Born in 1927, Peter Hennessy walked to a red brick schoolhouse where the teacher taught all the subjects to all the grades at the same time. After sailing through the eight elementary grades in four years and completing high school, he studied history/political economy at Queens University and graduated with honours in 1948.
Based on these early life experiences in the Great Depression, underlined by the horrors of WWII, set him on a mission to bring more fairness and equity into all aspects of society. From 1949 to 1968, he was a high school teacher and administrator, followed by 16 years as a professor of education at Queen’s. Officially retired since 1984, Peter has dabbled in sheep farming, writing, and prison reform. He has written six books, a slew of newspaper columns and journal articles.
The Dream World of the 1968 Hall-Dennis Living and Learning Report is alive and well in the story of transforming public education
The visionaries on the Hall-Dennis Committee, the ones who carried the day with their 1968 report Living and Learning, set out their aims a few of which are worth repeating for their relevance in 2011:
- To serve the needs and aspirations of the people, there should be an advisory body of citizens to keep education policy and practice under review with power to report to the Legislature.

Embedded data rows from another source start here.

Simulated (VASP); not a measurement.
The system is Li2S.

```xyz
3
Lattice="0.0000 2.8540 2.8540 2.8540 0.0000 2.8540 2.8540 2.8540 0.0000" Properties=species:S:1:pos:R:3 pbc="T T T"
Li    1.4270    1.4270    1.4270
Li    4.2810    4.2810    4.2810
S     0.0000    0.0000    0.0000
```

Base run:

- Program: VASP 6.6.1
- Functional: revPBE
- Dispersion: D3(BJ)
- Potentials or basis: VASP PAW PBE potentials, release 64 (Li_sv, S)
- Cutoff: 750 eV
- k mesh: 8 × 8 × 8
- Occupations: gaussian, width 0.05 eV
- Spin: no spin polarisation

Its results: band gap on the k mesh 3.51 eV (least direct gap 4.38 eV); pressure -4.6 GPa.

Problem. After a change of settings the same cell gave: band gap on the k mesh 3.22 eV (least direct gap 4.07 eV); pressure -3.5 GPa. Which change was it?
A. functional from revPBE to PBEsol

- The fixed position of student and teacher must give way to a more relaxed relationship, which will encourage discussion, inquiry, and experimentation and will enhance the dignity of the individual.
- Given an increased measure of professional freedom and inspired by a philosophy which puts foremost the needs and dignity of the child, our teachers will provide the education we envisage.
There is more between the lines of these selected statements than in them. The first one directly challenges the Czarist power of the Minister of Education about which I commented in my blog Bossism in Public Education. The picture of a citizens’ advisory body voicing their wishes before the Legislature would surely cause heartburn among the bureaucrats who enjoy primary access to the ear of the Minister. Further, some would argue that it would be contrary to the tradition of responsible government achieved by dedicated effort in Queen Victoria’s time.
Still, citizens/parents/teachers are relatively powerless in the structure and conduct of Canadian public education. By degrees, they have turned it over to the experts. Elected school boards, which have steadily grown in size and complexity in my lifetime are, to an increasing degree, mere handmaidens of the Ministry. New Brunswick tackled this problem by abolishing the boards some years ago and replacing them with a parent advisory structure. After more changes, there are now District Councils to manage the schools much as the school boards used to do. At the provincial level, the Minister is legally bound to consult with citizens on a regular basis. It seems apt to observe Plus ca change, plus c’est la même chose. But give New Brunswick credit where it’s due – they have recognized a problem and tackled it seriously.
Ontario has mandated parent councils for every school but they have not changed by one iota the hierarchical nature of public education. The councils typically are busy with fundraising and fancying up the playground. Any really significant features of education policy and practice are beyond the purview of the councils. Nearly ten years ago when I questioned the capacity of a school council to examine and comment on the curriculum, a spokesperson for the council responded “Oh dear, we don’t want that kind of responsibility”.
So, the Hall-Dennis dream of parental engagement in policy making in education has remained a dream. Officialdom in education resist with the argument that there must be system-wide standards. In the digital age, I prefer the idea of system-wide ferment within a framework of generalized system aims.
The second of the Hall-Dennis aims quoted above has been realized to some degree. When the report was written in 1967-68, male teachers wore shirt and tie and females a skirt or dress. Males were often called “Sir”. If casualness is part of the ambience for good education, then the few surviving advocates of the Hall-Dennis philosophy can relax.
The third aim above remains an unfulfilled dream. As I explained in my Oct 12th blog, professionalism has largely eluded the teaching profession in North America. Many teachers, trapped in the no-man’s land between unionism and professionalism, are inhibited from offering leadership in education innovation and transformation – inhibited also by the all-powerful ministries of education, which continue to monopolize curriculum change.
Let me conclude this brief retrospective on the Hall-Dennis era by recollecting a few of the mess-ups of the 1970s that doomed the report to ridicule and rejection. The brief flush of excitement in Ontario resulted in a slew of experimental stuff – team teaching, audio-visual instruction, movies for social studies and language study, field trips galore. Complaints piled up about functional illiteracy and lack of readiness for the discipline of the work place or post-secondary education. The politicians seized upon the complaints so that by 1980 Hall-Dennis was breathing its last.
For me at least, Hall-Dennis is alive and well in the story of transforming public education. Here is a quotation from the report that is more current than when it was written: Unless a people is on its guard, the economic demands of society can be made to determine what is done in education. The society whose educational system gives priority to the economic over the spiritual and emotional needs of man defines its citizens in terms of economic units and in so doing debases them. There is a dignity and nobility of man that has nothing to do with economic considerations. The development of this dignity and nobility is one of education's tasks.